Something has smashed into Jupiter, leaving behind a black spot in the planet's atmosphere, scientists confirmed on Monday.
This is only the second time such an impact has been observed. The first was almost exactly 15 years ago, when more than 20 fragments of comet Shoemaker-Levy 9 collided with the gas giant.
"This has all the hallmarks of an impact event, very similar to Shoemaker-Levy 9," said Leigh Fletcher, an astronomer at NASA's Jet Propulsion Lab in Pasadena, California. "We're all extremely excited."
The impact was discovered by amateur astronomer Anthony Wesley in Murrumbateman, Australia at about 1330 GMT on Sunday. Wesley noticed a black spot in Jupiter's south polar region (see image) – but he very nearly stopped observing before he saw it.
"By 1am I was ready to quit ... then changed my mind and decided to carry on for another half hour or so," he wrote in his observation report. Initially he suspected he was seeing one of Jupiter's moons or a moon's shadow on the planet, but the location, size and speed of the spot ruled out that possibility.
'Stroke of luck'
After checking images taken two nights earlier and not seeing the spot, he realised he had found something new and began emailing others.
"It was a fantastic stroke of luck," Orton told New Scientist.
Their team began observations at about 1000 GMT on 20 July, and after six hours of observing confirmed that the spot was an impact and not a weather event.
"It's completely unlike any of the weather phenomena that we observe on Jupiter," Orton says.
The first clue was a near-infrared image of the upper atmosphere above the impact site. An impact would make a splash like a stone thrown into a pool, scattering material in the atmosphere upwards. This material would then reflect sunlight, appearing as a bright spot at near-infrared wavelengths.
And that's exactly what the team saw. "Our first image showed a really bright object right where that black scar was, and immediately we knew this was an impact," Orton says. "There's no natural phenomenon that creates a black spot and bright particles like that."
Supporting evidence came from measurements of Jupiter's temperature. Thermal images also showed a bright spot where the impact took place, meaning the impact warmed up the lower atmosphere in that area.
The researchers have also found hints of higher-than-normal amounts of ammonia in the upper atmosphere. Extra ammonia had been churned up by the previous Shoemaker-Levy comet impact.
The Shoemaker-Levy impact also introduced some exotic chemistry into Jupiter's atmosphere. The energy from the collision fused some of the original atmospheric components into new molecules, such as hydrogen cyanide.
Scientists hope this new impact has done the same thing, since that would allow them to follow the new materials and learn how the atmosphere moves with time.
So what was the impactor? "Not a clue," Orton says. He speculates that it could have been a block of ice from somewhere in Jupiter's neighborhood, or a wandering comet that was too faint for astronomers to detect before the impact.

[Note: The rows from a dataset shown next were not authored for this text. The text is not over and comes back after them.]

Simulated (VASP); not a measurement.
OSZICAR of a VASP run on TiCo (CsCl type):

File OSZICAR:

"We don't know if the impact was produced by a comet or an asteroid," agrees Franck Marchis, an astronomer at the University of California, Berkeley, and the SETI Institute, who was part of a team that observed the spot on Sunday with the Keck Observatory in Hawaii (see image). If the object was large enough to be visible before impact, current surveys of asteroids may not have been looking in the right direction to find it, he says, adding that future surveys will spot more of the solar system's uncatalogued objects.
Asteroid or comet
Spectra collected by various observatories may help identify what the impactor was, since a large amount of water at the impact location would hint at a comet as the source. "We will also compare the observations with those collected during [Shoemaker-Levy 9] 15 years ago," since that was a known comet, Marchis says.
Without having seen it, scientists can't tell how large the object was. "But the impact scar we're seeing is about the same size as one of Jupiter's big storms, Oval BA, Fletcher told New Scientist. "That, I believe, is about the size of the Earth."
Marchis says Jupiter may be protecting Earth from getting hit by such objects. "The solar system would have been a very dangerous place if we did not have Jupiter," he told New Scientist. "We should thank our Giant Planet for suffering for us. Its strong gravitational field is acting like a shield protecting us from comets coming from the outer part of the solar system."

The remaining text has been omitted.